Get the picture: it’s a terraced house in the year 2000. The customers have the wit to get themselves an architect, meaning a person qualified in law to use that title. The fee is £4,000. A neat glass roof design is conjured up. Getting a builder is tricky. Prices seem high. Eventually one is found. The glass roof, though, requires a specialist firm. The builder signs up to the JCT minor works document. The specialist agrees a contract on its own terms. So, now there are two contracts and the professional services contract. The customer wisely moves out. Not to worry … it’ll be over by Christmas. That’s what they said about the First World War.
The builder puts up a temporary roof to get the customer back in. It was defective, it leaked and the leak damaged the plastering. Christmas was celebrated without a window in the kitchen. And when the glass specialist eventually got to work the falls were wrong. By January 2001, the customer had lost faith and blamed the architect. By October (oh dear) there was an ousting of contractors and architect.
Come all the way forward to last month. The High Court judge said: “The main trouble seems to have resulted from a lack of co-ordination between the contractors … The failure to incorporate the slope was in the end critical, but the error was not spotted until it came to installing the roof.”
Also the specialist glass people couldn’t start because once the builder was ready, the specialist was busy elsewhere. Now look here: that type of story, those turn of events, those facts are, ever so ordinary. Things do not go to plan on sites from Basingstoke to Bangkok. Mistakes are the norm.
The customer wisely moves out. Not to worry, it will be all over by Christmas. That’s what they said about the First World War
Mr & Mrs Customer got their new kitchen and loo eventually, and it came within budget. Most folk would thereupon get on with life. Not these folk. They complained to the Architect’s Registration Board. That organisation is a statutory body set up among other things to prosecute architects for incompetence. It has an enormous responsibility; an adverse finding can destroy a career. And to have a prosecution hanging over you year in, year out is soul destroying.
It took a five-day trial in spring 2005 for the Professional Conduct Committee (lawyer, lay-person and architect) to find the architect guilty of professional incompetence by agreeing separate contracts for the two contractors because “many of the problems do stem from the division of responsibilities between the contractors”. It was also guilty of “maladministering” the contracts.
I confess that I’m uncomfortable with this. On the one hand a round of applause for doing something about standards but going as far as prosecutions, charge sheets, lawyers, a trial! This architect is being made an example of.
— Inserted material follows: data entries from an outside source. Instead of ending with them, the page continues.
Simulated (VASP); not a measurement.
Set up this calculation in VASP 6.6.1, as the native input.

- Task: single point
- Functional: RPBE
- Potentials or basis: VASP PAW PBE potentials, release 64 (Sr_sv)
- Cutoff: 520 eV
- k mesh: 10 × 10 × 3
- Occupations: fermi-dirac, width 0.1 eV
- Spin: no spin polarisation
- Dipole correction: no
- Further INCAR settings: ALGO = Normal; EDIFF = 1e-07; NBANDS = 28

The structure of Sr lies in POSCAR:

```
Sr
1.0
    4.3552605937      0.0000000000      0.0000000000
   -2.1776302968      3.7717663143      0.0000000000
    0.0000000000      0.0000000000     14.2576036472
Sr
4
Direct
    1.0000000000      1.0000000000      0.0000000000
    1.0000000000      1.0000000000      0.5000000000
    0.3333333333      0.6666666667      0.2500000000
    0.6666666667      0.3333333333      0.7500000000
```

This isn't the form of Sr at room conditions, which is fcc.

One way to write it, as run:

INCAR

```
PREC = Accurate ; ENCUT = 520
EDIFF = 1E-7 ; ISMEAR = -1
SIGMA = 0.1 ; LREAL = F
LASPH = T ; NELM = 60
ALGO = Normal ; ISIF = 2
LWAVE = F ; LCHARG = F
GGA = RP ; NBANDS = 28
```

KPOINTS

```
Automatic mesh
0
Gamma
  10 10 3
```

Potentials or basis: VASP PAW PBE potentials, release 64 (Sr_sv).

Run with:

The architect brought that decision to the High Court. The judge rejected the verdict relating to the two contracts. But he thought the architect should have advised what terms ought to have been accepted from the specialist rather than using its standard terms. As for the duty of “ensuring the contract ran smoothly”, the judge decided he would not interfere with the first tribunal. This is unfortunate, especially since the “appeal” is a re-hearing on facts and law.
The main cause of the problems was lack of co-ordination between the contractors. But the “blame” was placed on the architect, even though it visited the project 23 times. Even the prosecution barrister accepted that this case was on the border.
I sense the case does more harm than good. It would have been better to have had a word in the architect’s ear instead. As for the public disciplinary proceedings, Big Brother comes to mind … a way to make everyone cringe about everyone.